Beliefnet
Astrological Musings

This treatise I’m working on charting the rise of the conservative Christian Right is a much bigger undertaking than I had imagined. Every road I take leads to three more, a fascinating journey. So I’ll post the second of three chapters tomorrow.

Meanwhile, since Ronald Reagan played a hugely instrumental role in the ascension of the Right in the US, I thought I’d offer a glimpse into his astrological world. Ronald and Nancy used the services of astrologers as early as the 1950s and 1960s, consulting Hollywood astrologer Carroll Richter and later Jeane Dixon (Jeane also served the Nixon White House). In 1974, then-Governor Reagan signed a law excluding astrologers from the category of illegal fortune tellers.

Nancy Reagan first sought out the services of Joan Quigley, an astrologer who was well known in celebrity circles, during the run up to the election between Reagan and Carter, Joan was responsible for timing the debates so that they were beneficial to Reagan. The debates are largely credited for Reagan’s win, so who knows what role the stars actually played. It sounds to me from my reading of the situation that Joan chose days that would be challenging for Carter (although frankly, Jimmy Carter was undergoing some difficult challenges leading up to the election – a conjunction of Jupiter and Saturn preparing to conjunct his Sun, Neptune square his Mercury). (It’s odd to me that Reagan, a non-churchgoing astrology-using candidate was supported by the religous right over Carter, an avowed Baptist.) Another astrologer, Joyce Jillson, helped select George Bush as Reagan’s running mate.

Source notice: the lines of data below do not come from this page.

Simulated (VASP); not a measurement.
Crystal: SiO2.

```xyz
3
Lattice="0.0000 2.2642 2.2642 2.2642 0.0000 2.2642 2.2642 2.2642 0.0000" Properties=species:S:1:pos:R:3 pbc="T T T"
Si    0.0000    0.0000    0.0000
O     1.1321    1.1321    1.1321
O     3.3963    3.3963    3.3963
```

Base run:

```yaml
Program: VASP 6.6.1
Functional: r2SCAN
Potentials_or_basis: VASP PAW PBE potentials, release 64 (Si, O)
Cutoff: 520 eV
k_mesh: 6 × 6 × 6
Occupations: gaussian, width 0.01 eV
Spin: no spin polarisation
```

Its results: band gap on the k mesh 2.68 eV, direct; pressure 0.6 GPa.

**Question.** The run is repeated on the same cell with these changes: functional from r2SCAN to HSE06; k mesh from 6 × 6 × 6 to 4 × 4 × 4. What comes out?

After Reagan was shot by John Hinckley in 1981, a panicked Nancy Reagan was told by Merv Griffin that Joan would have been able to predict the assassination attempt. Nancy then began to rely on the assistance of Joan to keep her husband safe. Joan timed every event down to the second – the signing of treaties, Supreme Court nominations, every meeting and flight. She later participated in the renovation of the images of both the President and Nancy which arguably resulted in Reagan’s success in toppling the Soviet Union and his subsequent canonization by the conservative movement.

Once it became publicized that the Reagans sought the advice of an astrologer, Nancy Reagan dropped Joan Quigley liked a hot potato. Joan’s business took off under her new celebrity status, however. She later predicted that astrology would explode across the internet, but was unable to secure financing for her own site.